When Agents of S.H.I.E.L.D. returned following Captain America: The Winter Soldier, it wasn’t the same show that was on the air for two-thirds of its initial season. That S.H.I.E.L.D. meandered listless and directionless, and when Coulson memorialized the Bus this week by saying that mostly bad stuff happened there, he might as well had been talking about the majority of season one storylines. Going into the release of Avengers: Age of Ultron, the first Marvel movie to have a release date that intersects with the show in its second season, the question was what impact it would have on S.H.I.E.L.D. And the answer, it turns out, is not much.
Weirdly, many had wondered about some of the plotholes in Age of Ultron and if they might get answers this week in S.H.I.E.L.D. Where did that Helicarrier come from to save the day? Who were those extra agents with Fury? What’s the story with the new Avengers facility in Upstate New York? Well, two out of three, ain’t bad. It turns out that Theta Protocol was the storage and staffing of the Helicarrier, Coulson and Fury were saving it for a rainy day. I’m not sure why no one else in Coulson’s inner circle couldn’t know about it though. May and Simmons at least knew that Fury was alive, so why make a big secret out of the situation, and create such huge blowback on yourself in the future?

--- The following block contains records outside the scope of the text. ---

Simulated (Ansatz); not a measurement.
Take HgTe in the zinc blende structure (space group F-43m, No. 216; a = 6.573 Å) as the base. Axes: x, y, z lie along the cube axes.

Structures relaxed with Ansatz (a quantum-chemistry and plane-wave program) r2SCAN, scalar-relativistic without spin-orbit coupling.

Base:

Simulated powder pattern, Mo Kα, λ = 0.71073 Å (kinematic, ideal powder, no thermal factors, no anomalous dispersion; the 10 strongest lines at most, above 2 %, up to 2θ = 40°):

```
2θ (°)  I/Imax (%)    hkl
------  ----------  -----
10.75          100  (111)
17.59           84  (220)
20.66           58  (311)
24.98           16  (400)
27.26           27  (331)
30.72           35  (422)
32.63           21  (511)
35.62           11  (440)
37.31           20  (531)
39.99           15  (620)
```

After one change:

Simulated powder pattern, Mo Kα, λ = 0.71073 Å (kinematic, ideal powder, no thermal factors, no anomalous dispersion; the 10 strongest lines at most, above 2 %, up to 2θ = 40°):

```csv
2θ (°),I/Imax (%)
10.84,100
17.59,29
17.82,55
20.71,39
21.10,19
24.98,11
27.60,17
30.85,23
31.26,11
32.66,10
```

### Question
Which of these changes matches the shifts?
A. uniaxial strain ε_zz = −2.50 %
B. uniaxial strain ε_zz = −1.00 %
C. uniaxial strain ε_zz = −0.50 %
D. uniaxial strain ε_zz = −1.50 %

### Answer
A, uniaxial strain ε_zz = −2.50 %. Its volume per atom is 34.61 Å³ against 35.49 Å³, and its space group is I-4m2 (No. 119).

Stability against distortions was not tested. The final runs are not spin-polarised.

I suppose that was the point of Coulson’s detente with Nu-S.H.I.E.L.D. He doesn’t want to be Mr. Secret-keeper anymore, and they’re the ones advocating for transparency, so why not let him stay on as director while Gonzales and the gang continue to serve as the Board of Directors he reports to? Makes sense, even Fury had the World Security Council. That’s one problem down. Problem number two is what to do about the Inhumans, who are named as such this week by Skye, who says it’s the old name that the Inhumans call themselves.
Obviously, Lincoln doesn’t like waking up in S.H.I.E.L.D. and is disappointed that he’s now going to be categorized and indexed despite Skye’s assurances that S.H.I.E.L.D. isn’t as evil as he thinks. Meanwhile, Raina’s been making herself at home in Afterlife as a kind of future counselor, giving spoilers to the residents about their kids lives and such. But Raina’s getting an even more powerful vision of a rock with alcoves in it, which Gordon recognizes as a Kree super-weapon meant to destroy the Inhumans. Guess in who’s aircraft carrier cargo hold it is?
After Raina and Gordon get caught poking around on Gonzales’ boat, it’s time for Skye’s worlds to collide. Coulson proposes a diplomatic mission to deduce the Inhumans intentions and to convince them that S.H.I.E.L.D.‘s not bad. After all, he and the leader of the Inhumans, Skye’s mom Jiaying, have one thing in common. Mistake #1: Gonzales doesn’t trust Coulson to leave his feelings the door, so he’ll be the one to represent S.H.I.E.L.D. Mistake #2: Coulson says “Okay.” And those are just on the S.H.I.E.L.D. side of things, because there’s a big political struggle on the Inhuman side of things that makes you wonder just who the bad guy is in that entire enterprise.